(updated) Distributed File System benchmark

Note: this is an update to my previous test

I'm investigating various distributed file systems (loosely termed here to include SAN-like solutions) for use in Docker, Drupal, etc. and couldn't find recent benchmark stats for some popular solutions so I figured I'd put one together.

Disclaimer: This is a simple benchmark test with no optimization or advanced configuration so the results should not be interpreted as authoritative.  Rather, it's a 'rough ballpark' product comparison to augment additional testing and review.

My Requirements:
  • No single-point-of-failure (masterless, multi-master, or automatic near-instantaneous master failover)
  • POSIX-compliant (user-land FUSE)
  • Open source (non-proprietary)
  • Production ready (version 1.0+, self-proclaimed, or widely recognized as production-grade)
  • New GA release within the past 12 months
  • Ubuntu-compatible and easy enough to set up via CloudFormation (for benchmark testing purposes)

Products Tested:

AWS Test Instances:
  • Ubuntu 14.04 LTS paravirtual x86_64 (AMI)
  • m1.medium (1 vCPU, 3.75 GB memory, moderate network performance)
  • 410 GB hard drive (local instance storage)

Test Configuration:

Three master servers were used for each test of 2, 4, and 6 clients.  Each client runs a small amount of background disk usage (file create and update):

(crontab -l ; echo "* * * * * ( echo \$(date) >> /mnt/glusterfs/\$(hostname).txt && echo \$(date) > /mnt/glusterfs/\$(hostname)_\$(cat /dev/urandom | tr -dc 'a-zA-Z0-9' | fold -w 25 | head -n 1).txt )") | sort - | uniq - | crontab -

Results of the three tests were averaged.  Benchmark testing was performed with bonnie++ 1.97 and fio 2.1.3.
Example Run:
$ sudo su -
# apt-get update -y && apt-get install -y bonnie++ fio 
# screen 
# bonnie++ -d /mnt/glusterfs -u root -n 1:50m:1k:6 -m 'GlusterFS with 2 data nodes' -q | bon_csv2html >> /tmp/bonnie.html
# cd /tmp
# wget -O crystaldiskmark.fio http://www.winkey.jp/downloads/visit.php/fio-crystaldiskmark
# sed -i 's/directory=\/tmp\//directory=\/mnt\/glusterfs/' crystaldiskmark.fio
# sed -i 's/direct=1/direct=0/' crystaldiskmark.fio 
# fio crystaldiskmark.fio
Translation: "Login as root, update the server, install bonnie++ and fio, then run the bonnie++ benchmark tool in the GlusterFS-synchronized directory as the root user using a test sample of 1,024 files ranging between 1 KB and 50 MB in size spread out across 6 sub-directories.  When finished, send the raw CSV result to the html converter and output the result as /tmp/bonnie.html.  Next, run the fio benchmark tool using the CrystalDiskMark script by WinKey referenced here."

Important Notes: 

1.  Only GlusterFS and LizardFS could complete the intense multi-day bonnie++ test.  The others failed with these errors:
  • CephFS (both kernel and fuse)
    • Can't write block.: Software caused connection abort
    • Can't write block 585215.
    • Can't sync file.
  • SXFS
    • Can't write data.
2.  GlusterFS and LizardFS had significant differences in bonnie++ latency which couldn't be shown on the graph without distorting the scale:

Seq Create (sec)Rand Create (sec)
GlusterFS 3.7.6173164
LizardFS 3.9.4 33

3.  GlusterFS took at least twice as long as LizardFS to complete the bonnie++ tests (literally 48 hours!).  Switching to xfs out of curiosity helped performance significantly (less than 24 hours), however all tests were done with ext4 (Ubuntu default).

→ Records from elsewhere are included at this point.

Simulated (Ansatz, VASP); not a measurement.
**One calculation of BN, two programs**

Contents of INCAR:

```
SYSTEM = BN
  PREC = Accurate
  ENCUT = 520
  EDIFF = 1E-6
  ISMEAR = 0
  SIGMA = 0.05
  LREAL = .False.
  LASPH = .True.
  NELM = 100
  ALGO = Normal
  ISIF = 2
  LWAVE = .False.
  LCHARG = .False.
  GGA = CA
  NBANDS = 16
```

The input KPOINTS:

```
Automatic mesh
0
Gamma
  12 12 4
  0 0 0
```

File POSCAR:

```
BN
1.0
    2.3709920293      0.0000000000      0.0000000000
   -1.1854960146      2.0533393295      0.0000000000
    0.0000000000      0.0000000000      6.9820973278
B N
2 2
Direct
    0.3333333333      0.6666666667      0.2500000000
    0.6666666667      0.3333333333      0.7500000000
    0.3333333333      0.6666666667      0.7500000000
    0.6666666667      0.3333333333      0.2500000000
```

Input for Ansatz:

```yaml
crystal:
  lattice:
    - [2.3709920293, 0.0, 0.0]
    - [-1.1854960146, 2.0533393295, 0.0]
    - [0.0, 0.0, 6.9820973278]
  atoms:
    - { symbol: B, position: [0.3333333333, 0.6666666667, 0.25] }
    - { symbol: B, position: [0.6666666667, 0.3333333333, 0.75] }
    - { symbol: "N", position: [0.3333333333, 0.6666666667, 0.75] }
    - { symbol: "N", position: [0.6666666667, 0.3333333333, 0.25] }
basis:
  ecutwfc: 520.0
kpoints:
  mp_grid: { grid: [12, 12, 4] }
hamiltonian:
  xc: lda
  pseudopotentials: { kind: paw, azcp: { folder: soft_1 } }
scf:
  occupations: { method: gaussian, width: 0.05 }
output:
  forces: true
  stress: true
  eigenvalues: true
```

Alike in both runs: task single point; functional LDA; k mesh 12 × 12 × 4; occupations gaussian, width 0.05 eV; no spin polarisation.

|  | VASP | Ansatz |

4.  CephFS did not complete the "Rand-Read-4K-QD32" fio test

Results (click to view larger image):

(Note: raw results can be found here)


Concluding Remarks:
  • Since GlusterFS and LizardFS were the only ones that could complete the more intense bonnie++ test, I would feel more confident recommending them as "production ready" for heavy, long-term loads.
  • Also (as mentioned above), LizardFS was much faster than GlusterFS (at the cost of higher CPU usage).
  • In terms of setup and configuration, GlusterFS was easiest, followed by LizardFS, then SXFS, and finally (in a distant last place) CephFS.
  • SXFS shows promise but they'll need to simplify their setup process (especially for non-interactive configuration) and resolve the bonnie++ failure.
  • My overall recommendation is currently LizardFS GlusterFS.  (Update: I have stopped recommending LizardFS because metadata HA is not currently supported out of the box -- see comments below).


Mateus Mattos said...

Thank you for sharing your tests.

Mr. Blue Coat said...

You're welcome, Mateus!

274 said...

Greatly appreciate these

Rijnhard Hessel said...

thanks for these, pretty informative

Benjamin said...

Thanks very much for not only providing some nice, neutral results but sharing the exact methods needed to reproduce this for others.

Chris said...

Hello Mr. Blue Coat! Thank you for sharing these results! :)

You say that you use a "410 GB hard drive (local instance storage)" but the CloudFormation script for CephFS doesnt seem to have that configured. I'm sorry if this sounds noobish, but how do you set up such a thing in a cloudformation script?

Thanks again! :)

Mr. Blue Coat said...

Hi Chris, the 410 GB hard drive is the default with my selected AWS instance: https://gist.github.com/anonymous/f9e36edf2c341db4d8c3#file-cephfs-json-L54-L64 You don't have to configure additional drive space, it just comes with it by default.

Shine and Go said...

Is it possible to share performance results between LizardFS and Moosefs.


Mr. Blue Coat said...

MooseFS is a commercial product and I don't have a license. Sorry.

Kiran Ranjane said...

Moosefs have 2 version of software - One is a complete open source (GPLv2 license) which does not need any license and the commercial one which needs a license. The only difference between both is, commercial comes with built in support for HA for master server and in open source version you need to configure it using corosync or ucarp etc.

You can try comparing Lizardfs and open source version of Moosefs and lizardfs is fork from open source version of Moosefs.

Link to open source Moosefs


Mr. Blue Coat said...

Hi Kiran, this guide is intended for busy and new sysadmins that simply want a single free HA product that meets their needs. My goal is not academic research-grade completeness by combining and configuring a suite of technical tools. Feel free to use my scripts above, though, and perform that additional study.

Danny Kulchinsky said...

Thank you for this work, this is very useful and informative! I've been considering LizardFS myself however after chatting with one of their reps today I found that both the Windows Native Client and Metadata HA mechanism are closed sourced and provided only as part of a Commercial agreement. Both are important for my use case as we have a mixed Windows/Linux environment and Metadata HA is kind of a basic requirement :)

I do wonder, how did you setup the HA for Metadata servers ? from brief review of the CloudFormation script I see that you have 3 Masters, Master1 (Personality=master) and Master2+3 (Personality=shadow).

With such a configuration, the fail-over is not automatic, in case Master1 dies one of the Shadow Masters needs to be promoted manually (as was explained to me today).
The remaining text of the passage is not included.